Convert spark dataframe into json files which contains array of json - json

I am writing Spark Application in scala which reads the HiveTable and save the output in HDFS as Json Format file.
I read the hive table using HiveContext and it returns the DataFrame. Below is the code snippet.
val sparkConf = new SparkConf().setAppName("SparkReadHive")
val sc = new SparkContext(sparkConf)
val sqlContext = new HiveContext(sc)
import sqlContext.implicits._
val df = sqlContext.sql(
"""
|SELECT *
|FROM database.table
|""".stripMargin)
df.write.format("json").save(path)
I need output file looks like below:
[{"name":"tom", "age": 8},
{"name":"Jerry", "age": 7}]
However, what I get is like below:
{"name":"tom", "age": 8}
{"name":"Jerry", "age": 7}
Can someone please help me with it? Thank you!

We can use .toJSON, collect() and .mkString method to get array of json objects and by using hadoop filesystem to create a file in hdfs with the desired format.
Example:
import org.apache.hadoop.conf.Configuration
import org.apache.hadoop.fs._
import org.apache.hadoop.io._
import java.io._
//sample dataframe
val df=sc.parallelize(Seq(("tom",8),("Jerry",7))).toDF("name","age")
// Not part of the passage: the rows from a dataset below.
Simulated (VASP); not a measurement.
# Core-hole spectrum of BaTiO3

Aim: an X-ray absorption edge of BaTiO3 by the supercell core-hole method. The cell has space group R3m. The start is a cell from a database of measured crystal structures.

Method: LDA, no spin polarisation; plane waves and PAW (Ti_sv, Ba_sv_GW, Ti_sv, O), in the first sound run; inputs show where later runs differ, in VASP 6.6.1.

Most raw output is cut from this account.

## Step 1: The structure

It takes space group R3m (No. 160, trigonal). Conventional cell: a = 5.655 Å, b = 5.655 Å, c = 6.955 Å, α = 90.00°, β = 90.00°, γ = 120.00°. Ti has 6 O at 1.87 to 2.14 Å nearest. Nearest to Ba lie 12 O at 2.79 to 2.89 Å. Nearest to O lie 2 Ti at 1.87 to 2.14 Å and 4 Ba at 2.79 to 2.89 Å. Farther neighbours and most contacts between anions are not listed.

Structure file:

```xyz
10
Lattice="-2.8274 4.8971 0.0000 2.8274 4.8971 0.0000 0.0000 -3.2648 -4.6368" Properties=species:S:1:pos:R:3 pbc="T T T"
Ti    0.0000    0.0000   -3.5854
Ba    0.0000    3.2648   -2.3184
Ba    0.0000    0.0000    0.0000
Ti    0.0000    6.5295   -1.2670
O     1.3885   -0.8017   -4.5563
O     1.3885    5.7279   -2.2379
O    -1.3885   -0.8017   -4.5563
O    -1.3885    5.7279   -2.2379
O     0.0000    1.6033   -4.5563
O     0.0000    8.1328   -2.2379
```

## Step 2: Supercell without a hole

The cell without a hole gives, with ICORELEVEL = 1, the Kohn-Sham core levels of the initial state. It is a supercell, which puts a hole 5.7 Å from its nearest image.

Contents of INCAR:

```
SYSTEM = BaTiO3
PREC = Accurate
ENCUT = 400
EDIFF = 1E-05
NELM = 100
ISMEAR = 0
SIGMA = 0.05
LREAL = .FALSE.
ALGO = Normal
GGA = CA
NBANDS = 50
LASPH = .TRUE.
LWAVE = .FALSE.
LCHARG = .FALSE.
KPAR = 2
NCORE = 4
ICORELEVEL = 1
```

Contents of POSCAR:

//making array of json object
val data=df.toJSON.collect().mkString("[",",\n","]")
//filesystem object
val path = new Path("hdfs://<namenode>:8020/<path>/myfile.txt")
val conf = new Configuration(sc.hadoopConfiguration)
val fs = path.getFileSystem(conf)
if (fs.exists(path))
fs.delete(path, true)
val out = new BufferedOutputStream(fs.create(path))
out.write(data.getBytes("UTF-8"))
out.flush()
out.close()
fs.close()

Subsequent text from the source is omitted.